Given their unique role as a “middleman” between buyers and sellers, marketplaces have a few special metrics that are important to understand 📝
💡Gross Merchandise Value (GMV) = the total value of products or services sold through a marketplace 💵
This is also sometimes called Gross Booking Value (GBV)
For example, Airbnb reported ~$70B in GMV in 2023, which means that in total, customers spent $70B on Airbnb in 2023.
GMV is NOT the same as revenue because most of the time, the majority of the money that a customer pays a marketplace would go straight to the seller 🌊
💡 Take Rate = the % of total sales (GMV) that a marketplace decides to keep as revenue for themselves.

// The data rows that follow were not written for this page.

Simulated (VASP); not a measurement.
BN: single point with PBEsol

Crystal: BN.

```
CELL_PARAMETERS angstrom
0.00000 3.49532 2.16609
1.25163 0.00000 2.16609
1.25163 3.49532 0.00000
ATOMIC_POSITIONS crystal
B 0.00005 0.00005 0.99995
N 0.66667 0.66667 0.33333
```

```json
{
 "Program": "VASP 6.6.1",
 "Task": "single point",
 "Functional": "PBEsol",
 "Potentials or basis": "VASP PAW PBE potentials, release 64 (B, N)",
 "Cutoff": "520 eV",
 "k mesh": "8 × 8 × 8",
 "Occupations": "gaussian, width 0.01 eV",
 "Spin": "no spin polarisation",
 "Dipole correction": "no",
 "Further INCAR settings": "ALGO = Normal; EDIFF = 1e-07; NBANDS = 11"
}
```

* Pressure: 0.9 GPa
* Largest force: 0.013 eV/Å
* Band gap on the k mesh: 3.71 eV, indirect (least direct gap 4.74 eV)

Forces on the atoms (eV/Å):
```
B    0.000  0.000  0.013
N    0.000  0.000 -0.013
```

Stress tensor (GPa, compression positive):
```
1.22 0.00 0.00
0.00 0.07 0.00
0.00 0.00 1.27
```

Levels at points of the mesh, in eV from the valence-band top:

A simple formula: take rate = revenue ➗GMV
Airbnb made $10B in revenue in 2023, which means their take rate was $10B ➗ $70B, or ~14% 🤔
Another way to think about this: out of every $1 that a customer spends on Airbnb, Airbnb will actually make about $0.14 in revenue 💸
Generally speaking, investors consider higher take rates to be “better”, because that means that the marketplace is able to make more money from each transaction on its platform 🚀
But this can potentially backfire, as buyers, sellers and even the government might feel that the marketplace’s business model is too unfair if its take rate is too high ⚖️
For example, as people flocked towards food delivery apps like Doordash in 2020, New York City actually imposed a maximum take rate that these apps could collect!